Further, it will be challenging for Defra to find the right body to coordinate its national public goods framework, and to avoid a ‘race to the bottom’ in standards as the industry sheds EU regulation. The Government should assess which public bodies can coordinate the environmental land management system.
Trade and labelling
Defra’s involvement in agri-food negotiations is positive, and the Committee is calling on the Government to ensure that trade agreements always prevent agri-food products that do not meet our environmental, animal welfare and food standards from entering the country. This will be supported by the Committee’s recommendation to improve country of origin food labelling.
Once the UK leaves the EU, the Government plans to incentivise methods of farming that create new habitats for wildlife, increase biodiversity, reduce flood risk, better mitigate climate change and improve air quality by reducing agricultural emissions. It intends to do this by leaving the European Common Agricultural Policy (CAP) and implementing a new system based on paying public money for public goods.
The Government published its agriculture consultation ‘Health and Harmony: the future for food, farming and the environment in a Green Brexit’ on 27 February 2018. This paper consults on a new domestic settlement for agriculture in England which will help deliver the Government’s ambitions to “provide better support for farmers and land managers who maintain, restore, or create precious habitats for wildlife”. The results of this consultation will inform the upcoming Agriculture Bill, due later in 2018.

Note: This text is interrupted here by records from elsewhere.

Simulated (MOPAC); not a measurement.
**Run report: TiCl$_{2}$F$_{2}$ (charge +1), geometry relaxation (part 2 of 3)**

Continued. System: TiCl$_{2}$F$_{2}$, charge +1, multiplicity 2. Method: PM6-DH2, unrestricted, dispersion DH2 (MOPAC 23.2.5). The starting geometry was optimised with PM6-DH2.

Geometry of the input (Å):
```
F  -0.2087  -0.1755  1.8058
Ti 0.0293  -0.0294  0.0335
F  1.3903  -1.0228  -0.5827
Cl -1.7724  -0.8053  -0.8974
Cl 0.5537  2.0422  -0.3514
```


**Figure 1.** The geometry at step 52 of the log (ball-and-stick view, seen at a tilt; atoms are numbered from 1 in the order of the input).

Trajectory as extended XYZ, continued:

Agricultural policy is a devolved issue, as are other areas of legislation relating to farming. The consultation focuses on the approach to be adopted in England but notes that the UK Government and devolved administrations are working together to determine common frameworks in areas that are currently governed by EU law.
The Committee took evidence from six panels of witnesses to hear different sectors’ analyses of the Government’s proposals. Our final oral evidence session was held on 2 May 2018 with George Eustice MP, Minister of State for Agriculture, Fisheries and Food.